Did you know that we make over 200 decisions daily concerning food?
I didn’t. And that was just one fact I learnt from Dr. Brian Wansink‘s book, Mindless Eating: Why We Eat More Than We Think.
Brian is a highly experienced academic, scientist and marketing researcher specialising in food and consumer behaviour. Brian’s smart, funny and active on Twitter. Check out Brian’s Twitter here.
He doesn’t advocate going on diets, eating only vegetables or abstaining from any type of food. Brian simply emphasises that we take a closer look at how and what we’re eating. Not that we all want to go on a diet or concentrate too much on what we’re eating. Brian believes, “The best diet is the one you don’t know you’re on.”

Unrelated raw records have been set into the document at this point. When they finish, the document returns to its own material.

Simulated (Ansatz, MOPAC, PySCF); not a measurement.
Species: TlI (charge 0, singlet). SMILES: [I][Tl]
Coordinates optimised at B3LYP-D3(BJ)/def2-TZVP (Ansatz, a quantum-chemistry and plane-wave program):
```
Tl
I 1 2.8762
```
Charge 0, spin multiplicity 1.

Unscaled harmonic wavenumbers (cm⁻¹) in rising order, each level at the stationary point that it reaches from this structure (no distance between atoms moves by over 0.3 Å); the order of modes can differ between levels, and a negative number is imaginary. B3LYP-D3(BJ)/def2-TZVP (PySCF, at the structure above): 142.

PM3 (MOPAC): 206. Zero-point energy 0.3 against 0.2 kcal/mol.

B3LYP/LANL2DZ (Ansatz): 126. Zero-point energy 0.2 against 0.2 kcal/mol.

As we age, over the years we commonly become heavier and heavier and Brian shows us potential ways that this could have happened. There’s countless stories of people adopting relaxed eating habits then not noticing that they’re a few sizes larger.
Mindless Eating suggests easy ways we can adjust our eating habits to ensure we don’t jeopardise our health, while still enjoying the foods that we love.
Mindless Eating looks at:
- how there are hidden environmental factors which can shape our eating habits,
- how packaging and presentation of food affects how we eat,
- how our mood effects on our habits,
- comfort food patterns,
- fast food convenience and marketing, and
- useful tips for more mindful eating.
Apparently, it’s the details we need to take more notice of. When it comes to food – size matters. The size of our plates, the size of our servings, and the size of the packaging all have an effect on how we eat.
When we’re more mindful that we’re more likely to eat more if we eat straight from the packet or when we serve ourselves a full helping, we can make positive changes to ensure that we don’t mindlessly eat our way to gaining unnecessary weight.
If you’re looking to improve your eating habits, Brian suggests using the Power of Three where you make just three adjustments to your eating habits and tick them off a chart daily. These three habits could include either a) Policies such as, “I’ll start eating last and finish last” so as to maintain a slower eating pace or b) Trade Offs such as, “I can only have dessert if I’ve worked out today”.
These three daily habits should have about a 100 calorie difference in your consumption which can equal to 30 pounds or 13 kgs by the end of the year.
Parents & Food
Mindless Eating highlighted that parents have huge effects on how their children’s eating habits will develop. If adults have an aversion to a certain type of food, they can easily pass on that dislike to their children with a simple facial expression. Children are so impressionable; Mindless Eating explains that even babies and toddlers take cues from the people who feed them about the taste of their food.
I loved one particular story from the book. One fabulous parent told her two young boys that eating broccoli was like eating dinosaur trees. This change in perception from thinking broccoli is just another vegetable to it being an amazing role playing tool, managed to spark a revolution in their day care where most of the children thought it was cool to eat broccoli. Now that is excellent parenting.
Mindless or Mindful Choices
Mindless Eating is refreshingly full of useful information about our eating habits and how the food industry has progressed. It shows us ways we can take control of our consumption by being mindful of our choices one day at a time. Mindless Eating sparked an active website where you can find excerpts from the book and plenty of useful information.
This book is a fun and easy read if you’re wanting a little more insight to just some of those 200 food related decisions we make every day.
- Do you ever finish a meal and realise you didn’t taste any of it?
- Do you really know why our favourite foods are your favourites?
- How often do you eat straight from a packet?